Escape Routes

By | April 30, 2012

So. One thing that came up in yesterday’s exciting “Tell Me Something I Don’t Know” experiment was a show currently airing in the US called Escape Routes. It’s a reality show currently being shown on NBC on Saturday nights and not many people are watching it.

Well I watched episode one last night (I think it might have just finished, it’s a six week “thing” and episode six was last Saturday) and actually it’s alright. Six pairs travel to six different cities and do tasks set by Rossi Morreale and “social media sensation” (it says here) iJustine. One of which is an urban challenge, one is an interactive challenge, one is an escape challenge (Which doesn’t mean escaping from anything, it basically means ‘not in the city’). Points are awarded from 0-100 in 20 point increments depending on where the teams place in each challenge. Highest score at the end of the series wins $100,000 and a Ford Escape (do you see what they’ve done here?).

It’s basically an excuse for lots of product placement in the guise of a reality gameshow, but whilst this could be awful the challenges in episode one are quite good fun – the first one was a real life version of Zynga’s Hanging With Friends (it’s hangman for iPhone) with losers being ziplined 100ft down a building. The escape challenge involved real life dogfighting in actual real planes, albeit with lasers rather than missiles.

The interactive challenge forms a central focus of the show and well, it’s a bit gimmicky. That week there was a streamed talent show and viewers who had watched it online could vote for their favourite. But the contestants are encouraged to use social media to get as many people on their “team” as possible during the week, so it’s not a talent contest as much as a popularity contest. I get the feeling this might be a recurring idea, and as you can win a Ford Escape by backing the winning team I get the feeling there’s going to be a bit of a spiral element here. It is a pity that one of the central tenets seems the least interesting bit.
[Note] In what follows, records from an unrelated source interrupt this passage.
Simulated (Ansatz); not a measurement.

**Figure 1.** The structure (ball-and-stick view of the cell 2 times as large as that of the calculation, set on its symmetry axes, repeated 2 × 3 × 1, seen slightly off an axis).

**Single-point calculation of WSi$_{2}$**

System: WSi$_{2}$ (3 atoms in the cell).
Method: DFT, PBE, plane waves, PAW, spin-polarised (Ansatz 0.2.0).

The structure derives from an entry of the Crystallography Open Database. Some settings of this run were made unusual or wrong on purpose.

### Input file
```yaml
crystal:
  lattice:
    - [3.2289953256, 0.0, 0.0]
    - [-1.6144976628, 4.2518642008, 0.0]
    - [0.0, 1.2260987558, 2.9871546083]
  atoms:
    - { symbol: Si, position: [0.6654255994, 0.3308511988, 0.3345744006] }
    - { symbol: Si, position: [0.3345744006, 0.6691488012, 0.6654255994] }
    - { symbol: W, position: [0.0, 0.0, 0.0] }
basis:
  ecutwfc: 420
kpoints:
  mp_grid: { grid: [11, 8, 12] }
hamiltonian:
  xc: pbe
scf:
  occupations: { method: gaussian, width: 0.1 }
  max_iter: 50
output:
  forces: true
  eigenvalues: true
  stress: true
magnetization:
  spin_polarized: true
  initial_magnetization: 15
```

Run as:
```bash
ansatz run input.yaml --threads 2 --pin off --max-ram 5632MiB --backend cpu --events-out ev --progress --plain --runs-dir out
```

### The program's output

The show is mainly about the challenges although they added a little bit of interpersonal drama towards the end, although it felt very edited and manufactured to make it look like more of a sleight than I suspect it was. Overall it’s not a bad show, but there’s little here that makes it must see and no killer hook the whole thing is based around.

Here’s the site, all the episodes so far are up but you’ll probably need some sort of proxy or VPN to watch them if you’re outside the US.

5 thoughts on “Escape Routes

    1. Brig Bother Post author

      Interesting thanks David. I’m not entirely convinced a show centering around social media is likely to be all that great, I think you have to buy into completely as a viewer or it’s not going to do much for you at all and that sets rather a high barrier to entry.

      Every episode will consist of people checking Facebook for an hour. Although I suppose Jailbreak had a similar sort of idea 15 years ago, where you could e-mail clues to the inmates.

      Reply
        1. Weaver

          Gosh, it’s like no-one remembers Eden ever happened.

          For those of you who are not TV’s Fanmous Rav Wilding, Eden went out in early 2002, as Channel 4’s immediate replacement for Shipwrecked. It featured a dozen or so young people being cast away on an island in the south Pacific, and being given silly things to do by the viewing public.

          The publicity said that the viewers would be in control, and could send messages to the Eden crew via the internet chatroom, because what we really wanted to see at 6pm was folks sitting in skimpy shorts tapping at computers. This was never going to make engaging television, and quickly turned into questions like “do we feed them fish or chocolate?” It was replaced by an additional episode of Hollyoaks, which just about counted as an improvement.

          Returning to the present day, this doesn’t feel like a Channel 4 show. C4 says in both its Entertainment and its Factual Entertainment commissioning FAQs that it’s not interested in derivative shows, though it is interested in cutting-edge programmes. My thought on the sounds coming out of Charlotte Street is that the management is working to reposition the channel away from the lingering, malevolent phantasm of B** B*****r.

          My gut feeling for Glass Houses: doubt there will be a UK series, if there is it’ll be a one-shot wonder.

          Reply
  1. Anonyman

    Oh, please not iJustine. Her reward for putting us all through Let’s Play Portal 2 Really Badly is getting actual presenting work? On an actual TV show? Really?